Brag about Madonsela

S'Thembiso Msomi | 15 August, 2012 00:17

Long after Jacob Zuma has vacated the Union Buildings, South Africans looking back at his presidency would probably single out his appointment of Public Protector Thuli Madonsela as his greatest contribution to our democracy.

In fact, with ANC branches currently assessing the performance of Zuma and other leaders they voted into office at the 2007 party conference in Polokwane, the president's supporters should be trumpeting the soft-spoken anti-corruption crusader's successes as "evidence" of Zuma's determination to root out graft in government.

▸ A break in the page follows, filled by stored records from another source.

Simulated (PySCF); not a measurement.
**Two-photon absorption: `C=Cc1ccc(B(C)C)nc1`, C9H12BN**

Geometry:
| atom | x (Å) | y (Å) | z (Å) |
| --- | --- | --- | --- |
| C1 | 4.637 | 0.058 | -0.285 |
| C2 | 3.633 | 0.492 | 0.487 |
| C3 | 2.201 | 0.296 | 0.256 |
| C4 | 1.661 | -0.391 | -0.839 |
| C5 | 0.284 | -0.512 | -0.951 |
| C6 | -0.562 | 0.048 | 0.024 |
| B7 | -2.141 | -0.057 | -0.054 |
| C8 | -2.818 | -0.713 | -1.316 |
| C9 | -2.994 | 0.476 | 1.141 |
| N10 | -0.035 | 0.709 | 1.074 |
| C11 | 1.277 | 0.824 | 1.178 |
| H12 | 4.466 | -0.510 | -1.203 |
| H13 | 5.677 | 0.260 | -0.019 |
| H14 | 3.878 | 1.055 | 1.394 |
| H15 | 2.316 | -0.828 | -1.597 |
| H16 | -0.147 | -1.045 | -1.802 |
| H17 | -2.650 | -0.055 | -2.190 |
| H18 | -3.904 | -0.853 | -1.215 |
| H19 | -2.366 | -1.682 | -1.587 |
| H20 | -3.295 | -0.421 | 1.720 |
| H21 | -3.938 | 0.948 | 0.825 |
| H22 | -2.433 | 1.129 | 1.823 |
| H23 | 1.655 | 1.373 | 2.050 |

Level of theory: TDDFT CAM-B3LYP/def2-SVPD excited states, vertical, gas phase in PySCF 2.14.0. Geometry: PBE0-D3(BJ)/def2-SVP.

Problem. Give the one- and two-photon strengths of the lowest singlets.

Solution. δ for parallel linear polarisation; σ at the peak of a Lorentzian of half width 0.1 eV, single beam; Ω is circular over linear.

Unlike her predecessors - Selby Baqwa and Lawrence Mushwana - Madonsela has demonstrated fierce independence in carrying out her constitutional duties.

In its 16-year history, the public protector's office has never enjoyed as much public confidence as it has under Madonsela.

Before she took over, the office was largely viewed by opposition parties, the media and the general populace as little more than an appendage of the ANC.

Instead of fulfilling its constitutional duty to protect the public from those who abuse power, some argued, the office was there to absolve politically-connected individuals caught with their hands in the cookie jar.

When Zuma named Madonsela as Mushwana's successor, commentators wrongly assumed she would be Luthuli House's lapdog.

She was from one of those struggle-aligned lawyers associations, wasn't she?

Wasn't she one of those professional cadres the ANC "deployed" to help draft the 1996 Constitution?

Didn't she work for the Justice Department?

Then surely, like her predecessors, she had been put there to toe the party line, sceptics argued.

But now, after her investigations led to the dismissals of wayward ANC bigwigs like former cooperative governance and traditional affairs minister Sicelo Shiceka, former public works minister Gwen Mahlangu-Nkabinde and former national police commissioner Bheki Cele, no one can still accuse Zuma of having hired a lackey.

In fact, one of her first published findings was against Zuma himself after he failed to declare his private interests to parliament as required by law.

Instead of the ruling party hailing her as one of the Zuma presidency's successes, she is increasingly being viewed as an irritation - a cadre deployment that went horribly wrong .

While Luthuli House continues to issue public statements welcoming her findings and professing the ruling party's support for her office, there are murmurs of discontent with some even privately questioning the motives of those who advised Zuma to give Madonsela the post.

She likes playing to the public gallery too much, her ANC critics say, and, in the process, is playing into the hands of the opposition.

There are those who have gone as far as to accuse her of being in cahoots with the opposition and other "counter-revolutionary" forces supposedly hellbent on selectively using constitutional provisions to undermine the "national democratic revolution".

Of course, her accusers have no evidence to back their claim, hence their reluctance to go public.

So it must have been a big "gotcha" moment for her detractors when Madonsela appeared on television addressing a DA gathering on Women's Day.

ANC chief whip Mathole Motshekga wasted no time in slamming her for potentially compromising the impartiality and independence of her office through her decision to attend the function.

"Attending and giving keynote addresses at political events of political parties has the potential to compromise basic constitutional principles," said Motshekga.

"With the perceptions of the public protector's closeness to the party, members of the public will be justified to ask how she will in future treat complaints against the administration," he said.

But Madonsela defended her decision to speak at the DA event, saying it was in line with her constitutional duty to be accessible to the public.

"We meant to convey a message that we do not care who you are affiliated to, you will get our service because you are citizens and residents of South Africa," she said on Monday.

But given how politicised her role has become - with both the ANC and the DA often using her findings to score political points against each other - perhaps it was ill-considered for her to attend and address such an openly party political event.

Over the past three years in office, Madonsela has done much to imbue the public with confidence in her apparent lack of political bias and fidelity to the rule of law.

She should not undermine all her hard work by taking part in events that may create public perceptions that she has aligned herself with the opposition.